On a Friday, I come to the restaurant early. The morning is hot and bright, but inside the restaurant it’s dark and still. The rooms are a little old-fashioned: there are iron chandeliers and big, high-backed chairs; amber table lamps and white linen; black cables snaking from amplifiers across a small stage. Pictures of the many presidential candidates who have come here trolling for the Cuban vote are clustered on a wall by the door.
Now the heavy door of the restaurant opens, releasing a flat slab of light. Two, three, then a dozen men stroll into the foyer—elegant old lions, with slick gray hair and movie-mogul glasses and shirtsleeves shooting out of navy-blue blazer sleeves. Juan comes over to greet them, and then they saunter into the far room and prop their elbows on the end of the bar that is across from Juanito’s model of the old Centro Vasco. These are members of the Vedado Tennis Club, which had been one of five exclusive clubs in Havana. Immediately after the revolution, the government took over the clubs and declared that from then on all Cuban citizens could use them, and just as immediately the club members left the country. Now the Vedado members meet for lunch on the first Friday of every month at Centro Vasco. Meanwhile, back in Havana, the old Vedado clubhouse is out of business—a stately wreck on a palm-shaded street.

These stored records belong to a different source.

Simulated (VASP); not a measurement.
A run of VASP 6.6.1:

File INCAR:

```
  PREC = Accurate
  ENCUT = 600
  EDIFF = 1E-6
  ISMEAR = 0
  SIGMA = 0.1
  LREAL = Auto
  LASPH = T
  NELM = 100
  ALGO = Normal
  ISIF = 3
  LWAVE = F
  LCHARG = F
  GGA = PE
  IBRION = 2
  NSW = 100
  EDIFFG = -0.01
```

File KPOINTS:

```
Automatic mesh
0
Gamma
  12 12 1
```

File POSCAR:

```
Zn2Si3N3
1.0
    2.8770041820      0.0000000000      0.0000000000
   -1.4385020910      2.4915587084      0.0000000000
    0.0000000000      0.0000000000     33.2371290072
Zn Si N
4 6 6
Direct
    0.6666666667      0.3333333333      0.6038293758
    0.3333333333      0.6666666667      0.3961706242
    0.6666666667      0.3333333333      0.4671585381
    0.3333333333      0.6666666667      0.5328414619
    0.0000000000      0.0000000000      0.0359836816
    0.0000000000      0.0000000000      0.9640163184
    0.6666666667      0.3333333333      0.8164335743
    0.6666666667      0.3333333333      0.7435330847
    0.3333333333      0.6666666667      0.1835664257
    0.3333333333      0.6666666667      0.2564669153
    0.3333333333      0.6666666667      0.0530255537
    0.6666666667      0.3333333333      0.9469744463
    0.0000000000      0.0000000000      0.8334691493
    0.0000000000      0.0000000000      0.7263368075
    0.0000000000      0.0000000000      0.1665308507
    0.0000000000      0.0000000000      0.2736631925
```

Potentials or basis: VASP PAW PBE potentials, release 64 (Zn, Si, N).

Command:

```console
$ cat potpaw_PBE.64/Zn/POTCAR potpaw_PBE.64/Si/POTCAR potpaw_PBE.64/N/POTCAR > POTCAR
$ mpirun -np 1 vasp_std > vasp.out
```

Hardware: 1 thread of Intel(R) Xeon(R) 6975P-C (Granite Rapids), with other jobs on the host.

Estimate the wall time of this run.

The Vedado members order Scotch and martinis and highballs. The bartender serving them left Cuba just three months ago. They themselves left the Vedado behind in 1959, and they are as embittered as if they’d left it yesterday. A television over the bar is tuned to CNN, and news about the easing of the Cuban embargo makes a blue flash on the screen.
A buoy-shaped man with a droopy face is standing at the other end of the bar. He is Santiago Reyes, who had been a minister in the Batista regime, the bartender tells me.
Santiago Reyes winks as I approach him, then kisses my hand and says, “My sincere pleasure, my dear.” He bobs onto a bar stool. Four men quickly surround him, their faces turned and opened, like sunflowers. Santiago Reyes’s words pour forth. It’s Spanish, which I don’t understand, but I hear a familiar word here and there: “embargo,” “United States,” “Miami,” “Castro,” “yesterday,” “government,” “Cuba,” “Cuba,” “Cuba.” Across the room, the Vedado members chat in marbled voices. There are perhaps thirty-five of them here now, out of a total of a few hundred, and there will never be more. There has never been anything in my life that I couldn’t go back to if I really wanted to. I ask if Little Havana is anything like the real Havana.
One gray head swivels. “Absolutely not at all,” he says. “Miami was a shock when we got here. It was like a big farm. Plants. Bushes. It was quite something to see.”
I say that I want to go to Havana.
“While you’re there, shoot Fidel for me,” the man says, smoothing the lapels of his blazer.
I say that I think I would be too busy.
He tips his head back and peers over the top of his glasses, measuring me. Then he says, “Find the time.”
The tennis club sits down to filete de mero Centro Vasco. The food here is mostly Basque, not Cuban: porrusalda (Basque chicken-potato-and-leek soup), and rabo encendido (simmered oxtail), and callos a la Vasca (Basque tripe). Juanito made up the menu in Havana and brought it with him to Miami. It has hardly changed; the main exception is the addition of a vegetarian paella that the cook concocted for Madonna one night when she came here for a late dinner after performing in Miami.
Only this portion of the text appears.